Monday, August 27, 2012

Cuban zephyr lilies

That's one name for these beautiful little pink rain lilies. This may be the earliest that they've ever appeared. We owe them to Tejas Native Bulbs. We also are enjoying pink schoolhouse lilies, found at Wheatsville. There are more oxblood-schoolhouse liles of the traditional color everywhere, including on the oak motte. Garlic chives are beginning to bloom in their pots. Now that the Turk's caps have finally come into their own, we see more hummingbirds. The nights are cooler, sooner, and we're thankful.

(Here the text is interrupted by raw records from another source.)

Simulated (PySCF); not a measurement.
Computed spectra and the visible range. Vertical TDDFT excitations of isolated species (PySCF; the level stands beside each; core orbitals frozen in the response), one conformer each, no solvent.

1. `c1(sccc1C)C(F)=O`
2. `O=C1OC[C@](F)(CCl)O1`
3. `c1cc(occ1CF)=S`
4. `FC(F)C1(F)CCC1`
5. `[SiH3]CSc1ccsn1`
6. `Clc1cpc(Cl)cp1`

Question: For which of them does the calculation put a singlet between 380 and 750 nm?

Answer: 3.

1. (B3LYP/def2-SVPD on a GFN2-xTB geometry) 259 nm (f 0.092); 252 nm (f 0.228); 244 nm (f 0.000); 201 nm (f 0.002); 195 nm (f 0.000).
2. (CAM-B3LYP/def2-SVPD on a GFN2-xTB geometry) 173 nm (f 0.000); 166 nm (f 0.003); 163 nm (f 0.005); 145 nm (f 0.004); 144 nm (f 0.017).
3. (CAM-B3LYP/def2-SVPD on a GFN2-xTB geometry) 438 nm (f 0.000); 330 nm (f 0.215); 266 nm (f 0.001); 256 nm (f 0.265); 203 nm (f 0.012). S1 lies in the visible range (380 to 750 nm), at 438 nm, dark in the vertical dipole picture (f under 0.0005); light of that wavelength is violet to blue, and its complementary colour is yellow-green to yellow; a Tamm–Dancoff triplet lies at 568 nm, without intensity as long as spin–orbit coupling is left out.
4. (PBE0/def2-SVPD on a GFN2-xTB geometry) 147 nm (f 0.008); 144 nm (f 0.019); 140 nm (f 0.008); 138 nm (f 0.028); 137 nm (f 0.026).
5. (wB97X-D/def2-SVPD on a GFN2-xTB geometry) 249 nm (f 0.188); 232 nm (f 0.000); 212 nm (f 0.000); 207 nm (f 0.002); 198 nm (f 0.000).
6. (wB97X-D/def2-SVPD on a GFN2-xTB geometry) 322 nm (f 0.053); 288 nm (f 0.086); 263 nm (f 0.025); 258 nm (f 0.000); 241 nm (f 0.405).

Wednesday, August 22, 2012

New arrivals of the season

Spider lilies (lycoris radiata) have made more of a show than they have for years. The rains must have come at just the right times. Thus far, they've all been appearing on the oak motte in the side yard. They're long-lasting blooms, whether in their natural state or as cut flowers, and the earliest ones, which opened one week ago, look just as good as the newest, and there are still more shoots appearing. The day before yesterday, we observed the first nubbins of oxblood lilies (rhodophiala bifida). Yesterday morning there were visible shoots everywhere; at suppertime there were dozens of open flowers; this morning there were even more. These are in profusion everywhere that they ever appear except for the oak motte, where so far there's only one shoot in evidence.